*Victor Duvanenko is a long-time contributor to Dr. Dobb's. He can be contacted at vduvanenko1@gmail.com*

We’ve reached the tenth part of this series on algorithm performance. It seems like a nice arbitrary spot to take inventory and reflect, before continuing on the journey of the next nine. Algorithms that were developed and studied fit into two categories: sequential and parallel.

### Sequential Algorithms

We started out by implementing and studying performance of sorting algorithms. Sequential algorithms were first, such as Insertion Sort and Selection Sort, followed by development of In-Place Binary-Radix Sort, In-Place MSD N-bit-Radix Sort, Stable MSD N-bit-Radix Sort and Counting Sort, along with development of Parallel In-Place Radix Sort and Parallel Counting Sort.

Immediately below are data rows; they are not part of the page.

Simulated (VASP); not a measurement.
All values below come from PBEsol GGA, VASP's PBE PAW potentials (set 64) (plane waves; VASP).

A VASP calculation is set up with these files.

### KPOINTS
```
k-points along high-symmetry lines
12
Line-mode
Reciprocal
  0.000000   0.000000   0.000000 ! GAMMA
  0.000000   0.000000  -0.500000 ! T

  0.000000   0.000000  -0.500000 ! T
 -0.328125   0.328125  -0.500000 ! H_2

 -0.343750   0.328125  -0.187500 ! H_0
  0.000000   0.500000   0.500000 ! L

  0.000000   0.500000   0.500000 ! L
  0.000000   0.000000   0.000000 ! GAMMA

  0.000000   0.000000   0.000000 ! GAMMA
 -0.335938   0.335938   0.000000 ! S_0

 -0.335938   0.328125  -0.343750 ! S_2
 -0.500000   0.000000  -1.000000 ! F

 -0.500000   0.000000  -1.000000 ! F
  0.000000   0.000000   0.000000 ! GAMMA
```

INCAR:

To visualize and compare performance of various sorting algorithms, we used 2D logarithmic plots, which enabled comparison across 8 orders of magnitude — from arrays of 10 elements to arrays of 100 Million elements. Exponents in performance characteristics became clearly visible as differing slopes &mdash e.g.** O(n ^{2}) **has a slope of two, whereas

**O(n)**has a slope of one, and

**O(nlgn)**has varying slope that is much closer to one than to two.

The hybrid algorithm approach (similar to introsort and STL sort) was used to improve performance of several algorithms. This approach combined Insertion Sort, which performs well for very small array sizes, with the target sorting algorithm. The combination yielded higher performance than using a pure sorting algorithm. Insertion Sort is especially useful when combined with a recursive divide-and-conquer sorting algorithm to handle small termination cases. Insertion Sort is also in-place, which matches well to in-place algorithms.

In-place MSD N-bit-Radix Sort was developed — a potentially new algorithm. It's a linear-time algorithm of **O(n)** . The hybrid implementation outperforms STL sort by several times for arrays of 8, 16, 32 or 64-bit integers. It is of comparable performance to Intel's IPP Radix Sort, which is not in-place, requiring an external array of same size as the input array. However, the In-Place MSD N-bit-Radix Sort is not stable (which is not an issue when sorting arrays of numbers, but may be an issue for certain use cases). This algorithm was extended to sort arrays of signed integers. A stable MSD N-bit-Radix Sort was also developed, which sadly traded in-place for stability.

The Counting Sort algorithm was developed. This high performance linear-time **O(n)** sorting algorithm, with low constant factors and favorable memory access patterns, is limited to cases where the range of values is small (which made it a perfect match for use inside Radix Sort). It was shown to perform well for arrays of 8, or 16-bit numbers, outperforming STL sort by over 20X. Data type adaptive sorting could be developed to detect arrays of 8 or 16-bit elements (or small ranges) and select Counting Sort to harness this level of performance. It was extended to handle arrays of signed or unsigned numbers without performance degradation.

Various input data patterns were used to test algorithm performance, such as incrementing, decrementing, constant, and random values using several algorithms. The quality of these random number generation algorithms was examined visually. Using analysis tools provided by NIST exposed weaknesses in one of the random number generators under certain usage conditions, which resulted in only 4 thousand unique values within 100 million 32-bit values generated, as well as failing most of NIST tests. Algorithm performance sensitivity to input data variation was also explored, showing some algorithms to be oblivious to input data variations, while others (such as STL sort) took full advantage of less variation, accelerating by over two orders of magnitude.

When comparing performance of algorithms, using the worst-case input distribution specific to each algorithm is a powerful evaluation method. Measurements showed that In-Place Radix Sort is sensitive to input data that is constant, but STL sort performs worse with random inputs. Under these worst-case to worst-case comparisons, In-Place MSD N-bit-Radix Sort outperformed STL sort by several times. Yet, it is unknown whether these truly are worst-case inputs for each of the algorithms.

Sorting algorithms from Intel's IPP library (a suite of Radix and other sorts for numeric arrays) as well as STL sort (stable and not) were used for comparison.